18. Bird, P. (1984) Hydration-phase diagrams and friction of montmorillonite under laboratory and geologic conditions, with implications for shale compaction, slope stability, and strength of fault gouge, Tectonophysics, 107, 235-260.

Abstract. Absorption of water into the crystal structure of smectite clays causes a reversible volume increase exceeding 80% and a friction decrease by a factor of three. This behavior can be predicted if clay swelling is approximated as the formation of successive hydration phases and the generalized Clapeyron law is applied. In this study, new data on two standard montmorillonites saturated with sodium and calcium (Na-MM and Ca-MM) are combined with published results to define relative humidity boundaries of proposed phases at 20° C and 1 bar. From molar volumes, the effect of confining pressure is predicted; only phases with an integral number of full interlaminar water layers are stable at high pressures. In contact with liquid water, the number of interlaminar layers is governed by the "effective normal stress" on crystals. Next, vapour pressure measurements at 20° -60° C are used to calculate dehydration enthalpies, from which the effect of geologic temperatures is predicted. Under typical crustal conditions, Na-MM does not fully dehydrate until 7 km depth, and Ca-MM retains one water layer to 11 km. Since the zones of hydrocarbon maturation and montmorillonite dehydration overlap, this effect may play a part in petroleum geology, controlling migration and/or reservoir pressurization.

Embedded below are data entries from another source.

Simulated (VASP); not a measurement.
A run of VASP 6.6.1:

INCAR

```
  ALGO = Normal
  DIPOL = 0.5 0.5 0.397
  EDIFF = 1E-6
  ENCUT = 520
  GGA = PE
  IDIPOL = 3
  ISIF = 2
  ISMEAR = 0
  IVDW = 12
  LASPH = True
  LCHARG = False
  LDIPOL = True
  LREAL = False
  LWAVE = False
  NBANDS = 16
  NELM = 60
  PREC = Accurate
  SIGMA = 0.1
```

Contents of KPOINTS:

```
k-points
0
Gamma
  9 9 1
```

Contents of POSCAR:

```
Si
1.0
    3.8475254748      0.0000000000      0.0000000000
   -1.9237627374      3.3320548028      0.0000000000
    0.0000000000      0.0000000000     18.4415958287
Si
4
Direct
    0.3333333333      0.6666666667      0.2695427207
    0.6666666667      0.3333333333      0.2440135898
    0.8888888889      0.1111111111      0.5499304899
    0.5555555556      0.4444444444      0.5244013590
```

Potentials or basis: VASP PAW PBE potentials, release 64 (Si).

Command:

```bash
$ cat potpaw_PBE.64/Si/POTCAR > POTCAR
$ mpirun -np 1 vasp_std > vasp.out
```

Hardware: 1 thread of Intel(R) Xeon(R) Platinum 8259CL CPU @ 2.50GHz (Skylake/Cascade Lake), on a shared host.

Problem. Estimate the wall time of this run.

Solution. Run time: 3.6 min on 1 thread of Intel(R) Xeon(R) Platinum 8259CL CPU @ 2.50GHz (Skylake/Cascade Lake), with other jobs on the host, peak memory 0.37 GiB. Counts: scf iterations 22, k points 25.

For the first time, the friction of individual hydration phases of montmorillonite has been measured without excess water and within their stability fields. Stable-sliding deformation with negligible rate-dependence and definite work-hardening is observed, but the pressure-dependence is less than in classical friction. Na-MM phases are always weaker than their Ca-MM analogues. In both clays, the addition of the first water layer causes the greatest strength decrease, but two- and three-layer phases are successively weaker. The friction coefficient of three-layer Na-MM at low pressure is near 0.27, consistent with most observed bedding plane rockslides in shales. If Ca-MM is abundant in fault gouge, average friction in the top 10 km of strike-slip and normal faults may be as low as 0.34. Such weak faults would permit major deformation of continental crust by regional shear stresses as low as 27 MPa. This model would also explain the frequent reactivation of ancient faults by later stresses of diverse orientations.